[PATCH] D28975: [LV] Introducing VPlan to model the vectorized code and drive its transformation

Fri Jan 27 04:01:46 PST 2017

rengolin added inline comments.

================
Comment at: docs/VectorizationPlan.rst:140
+OpenMP [6]_. This design to extend the Loop Vectorizer to outer loops supports
+and raises the importance of explicit vectorization beyond the current
+capabilities of Clang and LLVM. Namely, from currently forcing the
----------------
mkuper wrote:
> I don't believe anything in this design raises the importance of explicit outer loop vectorization.
> I think what you're trying to say is that if we want to support explicit outer loop vectorization (which I believe we do), the best way to do it would be using this design. Am I right?
>From the original RFC (linked in the description), the idea is that outer loops will add a lot more complexity to the vectoriser, which is already getting side-tracked by the multiple strategies. This effort is the first step in joining the strategies, which will be the sanest way forward to adding more functionality to the loop vectoriser, including outer loops and better interactions with Polly.

================
Comment at: docs/VectorizationPlan.rst:240
+   In particular, the transition can start with an NFC patch.
+   In particular, VPlan must support efficient selection of VF and/or UF.
+
----------------
I believe this is not possible, but that's ok.

What I think you mean is that we can start with a single VPlan that does **exactly** what the current cost model does, in which case, it will have no noticeable impact to the users (this is not the same as NFC, as Michael said). But just doing that is just replacing six of one by half-a-dozen of the other.

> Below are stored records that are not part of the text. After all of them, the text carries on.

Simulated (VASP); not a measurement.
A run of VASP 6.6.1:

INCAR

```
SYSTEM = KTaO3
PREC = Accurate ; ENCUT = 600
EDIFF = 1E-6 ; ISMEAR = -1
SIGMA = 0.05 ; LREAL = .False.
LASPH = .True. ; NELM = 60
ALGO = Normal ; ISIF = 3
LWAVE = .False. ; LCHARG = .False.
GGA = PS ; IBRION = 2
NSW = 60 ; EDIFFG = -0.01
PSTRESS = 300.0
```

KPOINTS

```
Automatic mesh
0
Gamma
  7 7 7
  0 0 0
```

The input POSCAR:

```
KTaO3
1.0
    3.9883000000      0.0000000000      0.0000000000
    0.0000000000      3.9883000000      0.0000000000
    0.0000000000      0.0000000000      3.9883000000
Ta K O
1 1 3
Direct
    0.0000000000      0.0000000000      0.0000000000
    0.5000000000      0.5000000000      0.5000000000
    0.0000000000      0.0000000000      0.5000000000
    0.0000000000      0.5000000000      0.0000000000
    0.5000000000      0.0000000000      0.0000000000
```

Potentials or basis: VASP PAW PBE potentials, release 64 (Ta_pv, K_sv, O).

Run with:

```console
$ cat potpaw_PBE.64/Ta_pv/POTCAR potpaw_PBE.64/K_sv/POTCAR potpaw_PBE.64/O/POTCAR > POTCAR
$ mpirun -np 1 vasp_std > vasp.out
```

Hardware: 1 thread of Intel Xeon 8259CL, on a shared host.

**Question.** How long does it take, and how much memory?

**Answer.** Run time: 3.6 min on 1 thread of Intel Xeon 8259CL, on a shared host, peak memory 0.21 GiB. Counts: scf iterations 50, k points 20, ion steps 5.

This is only worth doing if we can add more (different) VPlans, in which case, there will be a noticeable impact in higher optimisation levels.

But again, that's ok. We currently change the behaviour of the vectoriser depending on the -O flag and we can continue doing it. -O2 means one VPlan, -O3 means more. We could even break the invisible 3 barrier and add an actual 4 which is exhaust all options.

My point is: this cannot be a design guideline.

================
Comment at: docs/VectorizationPlan.rst:244
+   model and the code generation phases, where the cost estimation must
+   evaluate the to-be-generated code accurately.
+
----------------
Aligning cost and codegen will always have to rely on heuristics, even if we codegen multiple variations, as this is modelling IR, not assembly.

We should respect the cost analysis and we should strive to do the best we can, yes, but we shouldn't try to estimate the generated code **accurately** over other improvements.

================
Comment at: docs/VectorizationPlan.rst:260
+   UF's must be represented efficiently.
+   In particular support potential versionings efficiently.
+
----------------
This is the holly grail, where a lot of attention to detail and benchmarking will have to be done.

================
Comment at: docs/VectorizationPlan.rst:295
+  may happen, e.g., to support disjoint Regions and to ensure Regions have a
+  single exit, possibly an empty one.
+
----------------
mkuper wrote:
> What do you mean by supporting disjoint Regions?
If this is related to detecting in-loop disjoint regions, wouldn't it be easier to do that transformation before the vectoriser and generate two loops, so that they're always SESE or not worth looking?

================
Comment at: docs/VectorizationPlan.rst:307
+  **Design principle:** in order to reason about how to vectorize an Instruction
+  or how much it would cost, one has to consult the VPRecipe holding it.
+
----------------
This makes sense. And VRecipes consult the target information based on instructions and sizes.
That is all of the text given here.